Photo by Roxana PerduePhoto by Roxana Perdue
Jennifer L.Roberts
Johnson-Kulukundis Family Faculty Director of the Arts at the Radcliffe Institute and Elizabeth Cary Agassiz Professor of the Humanities in the Harvard Faculty of Arts and Sciences

Jennifer L. Roberts is the Johnson-Kulukundis Family Faculty Director of the Arts and plans cross-disciplinary arts programs and exhibitions for the Radcliffe Institute.

Roberts is the Elizabeth Cary Agassiz Professor of the Humanities in the Department of the History of Art and Architecture. An art historian focusing on American art from the colonial period onward, she has particular interests in print history, material studies, the theory and practice of making, and the history and philosophy of science. She received her AB in English and art history from Stanford University and her PhD in history of art from Yale University; she joined the Harvard faculty as an assistant professor in 2002. The recipient of numerous external research awards, she will occupy the Slade Professorship in Fine Arts at the University of Cambridge in Lent term 2019 and give the A. W. Mellon Lecture in the Fine Arts at the National Gallery of Art in 2021.

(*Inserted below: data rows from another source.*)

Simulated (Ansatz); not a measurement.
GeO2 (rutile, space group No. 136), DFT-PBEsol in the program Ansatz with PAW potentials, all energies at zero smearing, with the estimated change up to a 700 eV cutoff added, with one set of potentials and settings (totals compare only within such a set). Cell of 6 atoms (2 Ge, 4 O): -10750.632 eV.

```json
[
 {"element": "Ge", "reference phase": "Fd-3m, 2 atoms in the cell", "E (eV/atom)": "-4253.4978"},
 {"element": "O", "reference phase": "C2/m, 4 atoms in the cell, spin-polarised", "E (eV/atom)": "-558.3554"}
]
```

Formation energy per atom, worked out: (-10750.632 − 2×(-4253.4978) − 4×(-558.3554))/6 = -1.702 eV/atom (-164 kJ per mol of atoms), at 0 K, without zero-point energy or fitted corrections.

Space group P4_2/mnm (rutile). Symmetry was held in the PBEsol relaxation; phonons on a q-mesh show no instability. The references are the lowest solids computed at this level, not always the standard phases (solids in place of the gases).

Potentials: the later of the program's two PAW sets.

Roberts is the author of three books spanning American art from the 1760s to the 1970s: Mirror-Travels: Robert Smithson and History (Yale University Press, 2004), Jasper Johns/In Press: The Crosshatch Works and the Logic of Print (Hatje Cantz, 2012), and Transporting Visions: The Movement of Images in Early America (University of California Press, 2014). She is a coauthor of the textbook American Encounters: Art, History, and Cultural Identity (Pearson, 2007). Her current book project, titled “The Matrix: Contemporary Art and the Life of Print,” explores the way artists after 1960 embraced the physical and philosophical fecundity of printmaking processes. 

Roberts is also a founder, along with Ethan Lasser of the Harvard Art Museums, of the Minding Making project, which aims to develop rigorous methods of incorporating technical and artisanal knowledge into the historical and interpretive disciplines.